Paul lives in New York City, attends house parties and readings in Williamsburg, daily ingests large amounts of both prescription and illicit drugs and visits his parents in Taipei, Taiwan every year. You may have none of those things in common with him, but Taipei doesn’t rely on the reader identifying with Paul in any of the particulars. What we all share with him is the tedium of existence. Life isn’t a grand adventure. It consists of the everyday, the mundane, the routine. Lin doesn’t give us an escape; he forces us to stand face-to-face with what it means to live.

The novel is a memento mori of sorts. There’s no beautiful narrative arc – it’s just life. Lin writes, “At a certain age, he remembered, he had often lain motionless on carpet, or a sofa, feeling what he probably viewed, at the time, as boredom and what now seemed like ignorance of – or passive disbelief in – his forthcoming death….Paul intuited that if he were immortal, or believed he was, he might feel what he’d felt as a child, which seemed less enjoyable than obscurely unsatisfying, something he’d want to be distracted from feeling.” For Paul, the idea that there might not be an end to this life, regardless of what might come after, is far more debilitating than the knowledge of his own mortality.

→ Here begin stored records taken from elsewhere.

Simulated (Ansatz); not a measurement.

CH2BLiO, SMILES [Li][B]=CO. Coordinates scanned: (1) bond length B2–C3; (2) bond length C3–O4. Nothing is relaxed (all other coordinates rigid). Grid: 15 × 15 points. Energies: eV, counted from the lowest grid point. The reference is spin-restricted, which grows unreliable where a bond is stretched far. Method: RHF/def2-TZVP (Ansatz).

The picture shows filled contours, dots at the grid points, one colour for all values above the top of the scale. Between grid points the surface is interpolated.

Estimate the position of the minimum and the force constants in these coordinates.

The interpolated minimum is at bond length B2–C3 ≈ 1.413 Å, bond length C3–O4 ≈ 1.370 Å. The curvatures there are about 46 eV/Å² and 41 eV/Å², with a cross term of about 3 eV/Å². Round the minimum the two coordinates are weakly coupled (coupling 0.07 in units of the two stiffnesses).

Taipei is similar to My Struggle, the six-volume memoir (only two of which have been translated into English, so far) of Norwegian author Karl Ove Knausgaard, in that it finds significance in what life really is, rather than some grand, romantic experience. And that’s why these books are important. They remind us that human existence consists not in making a name for oneself or accomplishing something historically noteworthy, since that’s not real for most of us. It’s often difficult to accept, but, in the words of Zadie Smith, “isn’t it a bit perverse to be angry at artists who deliver back to us the local details of our local reality?”

Most of us define our lives by the high points – graduations, job offers, weddings, births, etc. Everything else is a sort of filler between those treasured moments. And that’s a hard way to live. Each day in itself has value only insofar as it promises to lead to future significance. A new generation of authors, epitomized by Lin and Knausgaard, reminds us that every single day is important. We’re only alive for a short time, so we ought to look for the good in the existence that we have.

Taipei isn’t filled with beautifully descriptive prose about the New York City skyline or perfectly tragic romances. It is simply the story of Paul, a young writer who struggles to connect with people and is almost always high on something. For 248 pages, we live with him in what feels like a small room whose walls are closing in. It’s uncomfortable and, at times, unbearable. But it’s worth it because, by the last page, we intimately understand the life to which Paul is referring when he says that he is “grateful to be alive.”